Bangladesh struggles to contain the fallout of an uprising that toppled its leader last year
As the head of a new interim government, Nobel Peace Prize laureate Muhammad Yunus promised to hold a credible election to return to democracy, initiate electoral and constitutional reforms and restore peace on the streets after hundreds were killed in weeks of violence that began on July 15, 2024.
A year later, the Yunus-led administration has struggled to contain the fallout of the uprising. Bangladesh finds itself mired in a growing political uncertainty, religious polarization and a challenging law-and-order situation.
Here's what to know about Bangladesh a year after the protests that toppled Hasina.
Chaotic political landscape
Uncertainty about the future of democracy looms large in Bangladesh.
The student protesters who toppled Hasina formed a new political party, promising to break the overwhelming influence of two major dynastic political parties — the Bangladesh Nationalists Party, or BNP, and Hasina's Awami League.
But the party's opponents have accused it of being close to the Yunus-led administration and creating chaos for political mileage by using state institutions.
Meanwhile, Bangladesh's political landscape has further fragmented after the country's largest Islamist party, the Jamaat-e-Islami, returned to politics more than a decade after it was suppressed by Hasina's government.
Aligned with the student-led party, it's trying to fill the vacuum left by the Awami League, which was banned in May. Its leader, Hasina, is facing trial for crimes against humanity. The strength of Jamaat-e-Islami, which opposed Bangladesh's independence from Pakistan in 1971, is unknown.
Both BNP and the Jamaat-e-Islami party are now at loggerheads over establishing supremacy within the administration and judiciary, and even university campuses.
They are also differing over the timing of a new parliamentary election. Yunus has announced that the polls would be held in April next year, but poor law and order situation and a lack of clear-cut political consensus over it have created confusion. The chief of Bangladesh's military also wanted an election in December this year — a stance Yunus didn't like.
'Post-revolution honeymoons often don't last long, and Bangladesh is no exception,' says Michael Kugelman, a Washington-based South Asia analyst and senior fellow of Asia Pacific Foundation. 'The interim government faced massive expectations to restore democracy and prosperity. But this is especially difficult to do as an unelected government without a public mandate.'
Yunus wants reforms before election
Yunus has delayed an election because he wants reforms — from changes to the constitution and elections to the judiciary and police. Discussions with political parties, except Hasina's Awami League, are ongoing.
Some of the reforms include putting a limit on how many times a person can become the prime minister, introduction of a two-tier parliament, and appointment of a chief justice.

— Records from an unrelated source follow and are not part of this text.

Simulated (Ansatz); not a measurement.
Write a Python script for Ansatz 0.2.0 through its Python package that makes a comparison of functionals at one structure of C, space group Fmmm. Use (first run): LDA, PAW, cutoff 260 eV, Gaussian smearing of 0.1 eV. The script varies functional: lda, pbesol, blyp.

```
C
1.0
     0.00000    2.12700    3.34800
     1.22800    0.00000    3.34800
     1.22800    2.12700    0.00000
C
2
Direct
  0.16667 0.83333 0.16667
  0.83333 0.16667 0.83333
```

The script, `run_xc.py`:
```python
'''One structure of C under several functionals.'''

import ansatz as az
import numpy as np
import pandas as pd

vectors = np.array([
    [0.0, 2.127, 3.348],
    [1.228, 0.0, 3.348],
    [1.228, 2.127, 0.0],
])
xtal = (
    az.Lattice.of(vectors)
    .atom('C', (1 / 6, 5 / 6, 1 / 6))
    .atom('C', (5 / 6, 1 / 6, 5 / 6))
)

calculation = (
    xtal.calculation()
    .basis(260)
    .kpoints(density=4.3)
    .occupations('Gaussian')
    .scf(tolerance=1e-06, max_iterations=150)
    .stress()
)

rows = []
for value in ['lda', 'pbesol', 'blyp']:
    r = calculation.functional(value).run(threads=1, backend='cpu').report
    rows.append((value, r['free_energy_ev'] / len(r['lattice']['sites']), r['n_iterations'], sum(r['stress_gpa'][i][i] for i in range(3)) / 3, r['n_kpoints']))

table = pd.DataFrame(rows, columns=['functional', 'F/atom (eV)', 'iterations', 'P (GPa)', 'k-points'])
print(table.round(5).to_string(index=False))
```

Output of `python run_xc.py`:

There appears to be little consensus over some basic reforms. While both the BNP and the Jamaat-e-Islami parties have agreed to some of them with conditions, other proposals for basic constitutional reforms have become a sticking point.
The Jamaat-e-Islami also wants to give the interim government more time to complete reforms before heading into polls, while BNP has been calling for an early election. The student-led party mostly follows the pattern of the Jamaat-e-Islami party.
Kugelman says the issue of reforms was meant to unite the country, but has instead become a flashpoint.
'There's a divide between those that want to see through reforms and give them more time, and those that feel it's time to wrap things up and focus on elections,' he says.
Human rights and the rise of Islamists
Human rights in Bangladesh have remained a serious concern under Yunus.
Minority groups, especially Hindus, have blamed his administration for failing to protect them adequately. The Bangladesh Hindu Buddhist Christian Unity Council says minority Hindus and others have been targeted in hundreds of attacks over the last year. Hasina's party has also blamed the interim government for arresting tens of thousands of its supporters.
The Yunus-led administration denies these allegations.
Meenakshi Ganguly, deputy Asia director for Human Rights Watch, says while the interim government has stopped enforced disappearances and extrajudicial executions that had occurred under the Hasina government, 'there has been little progress on lasting security sector reforms or to deliver on the pledge to create robust, independent institutions.'
Meanwhile, Islamist factions — some of whom have proposed changes to women's rights and demanded introduction of Sharia law — are vying for power. Many of them are planning to build alliances with bigger parties like the BNP or the Jamaat-e-Islami.
Such factions have historically struggled to gain significant electoral support despite Bangladesh being a Muslim majority, and their rise is expected to further fragment the country's political landscape.
Diplomatic pivot and balancing with global powers
During Hasina's 15-year rule, Bangladesh was India's closest partner in South Asia. After her ouster, the Yunus-led administration has moved closer to China, which is India's main rival in the region.
Yunus' first state visit was to China in March, a trip that saw him secure investments, loans and grants. On the other hand, India is angered by the ousting of its old ally Hasina and hasn't responded to Dhaka's requests to extradite her. India stopped issuing visas to Bangladeshis following Hasina's fall.
Globally, Yunus seems to have strong backing from the West and the United Nations, and it appears Bangladesh will continue its foreign policy, which has long tried to find a balance between multiple foreign powers.
But Kugelman says the country's biggest challenge may be the 'Trump factor.'
In January, the Trump administration suspended USAID funds to Bangladesh, which had sought significant levels of U.S. support during a critical rebuild period post Hasina's ouster.
'Dhaka must now reframe its relations with an unconventional U.S. administration that will largely view Bangladesh through a commercial lens,' Kugelman says.